Japan Cu Smelters to Cut Ingot Supply for Asian Contract Buyers

Japanese copper smelters are concluding copper ingot price negotiation with Asian contract users for 2011 shipment. The premium is US$ 98 per tonne for users in Taiwan and South Korea and near US$ 115 for Chinese users as premium setting by Corporaci?n Nacional del Cobre de Chile (CODELCO). The smelters reduce the shipment to Asian buyers from 2010 shipment when they secure the volume for domestic buyers and they reduce the output while the offshore buyers sought higher volume.

Pan Pacific Copper reduces the output due to lower profitability with imported high cost copper ore. Sumitomo Metal Mining also reduces the output by 10% compared with the output capacity. Japanese copper demand reaches 1 million tonnes in 2010, which is the first 1 million tonnes level in 2 years, and the demand is expected to recover more in 2011.

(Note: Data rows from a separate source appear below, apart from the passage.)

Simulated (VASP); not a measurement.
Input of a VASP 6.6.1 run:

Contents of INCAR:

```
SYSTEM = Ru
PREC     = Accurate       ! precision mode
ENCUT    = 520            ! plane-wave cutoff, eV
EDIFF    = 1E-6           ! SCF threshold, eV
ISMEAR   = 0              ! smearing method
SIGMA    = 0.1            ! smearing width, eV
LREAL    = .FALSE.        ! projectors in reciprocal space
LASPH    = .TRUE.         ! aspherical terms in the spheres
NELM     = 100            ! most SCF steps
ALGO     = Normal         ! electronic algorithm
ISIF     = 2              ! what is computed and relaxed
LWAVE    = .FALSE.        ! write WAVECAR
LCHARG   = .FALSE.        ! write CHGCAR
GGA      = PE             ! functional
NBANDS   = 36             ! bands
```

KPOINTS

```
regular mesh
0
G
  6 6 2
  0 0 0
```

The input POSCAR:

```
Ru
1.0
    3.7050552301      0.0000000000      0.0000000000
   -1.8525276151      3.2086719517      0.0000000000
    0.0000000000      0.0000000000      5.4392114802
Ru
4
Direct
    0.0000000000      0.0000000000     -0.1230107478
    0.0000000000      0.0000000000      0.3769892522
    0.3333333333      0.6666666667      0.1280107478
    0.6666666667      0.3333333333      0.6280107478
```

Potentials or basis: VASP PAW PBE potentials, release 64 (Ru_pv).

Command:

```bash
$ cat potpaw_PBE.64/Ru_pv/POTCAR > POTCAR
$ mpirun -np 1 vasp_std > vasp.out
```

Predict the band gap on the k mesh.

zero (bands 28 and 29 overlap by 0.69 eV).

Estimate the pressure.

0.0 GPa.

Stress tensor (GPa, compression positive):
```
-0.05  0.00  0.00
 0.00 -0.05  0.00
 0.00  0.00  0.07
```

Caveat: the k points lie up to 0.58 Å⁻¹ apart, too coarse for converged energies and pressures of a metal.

CODELCO increased the premium to US$ 98 per tonne for Taiwanese and South Korean buyers and to US$ 115 for Chinese buyers for 2011 shipment compared with US$ 74-75 and US$ 85 respectively in 2010. Japanese smelters set the premium as CODELCO.

The buyers tried to secure more volume from Japanese smelters when world copper supply is expected to be major shortage in 2011 due to strong demand in China and emerging countries. International Copper Study Group (ICSG) expects 435,000 tonnes of shortage in 2011 compare with 200,000 tonnes of oversupply in 2010.

Major copper users usually secure copper requirement through contract with around US$ 100 per tonne of premium and purchase spot ingot when they need more ingot. However, the spot premium is well more than US$ 100 on price at London Metal Exchange and they couldn’t purchase at spot basis under shortage.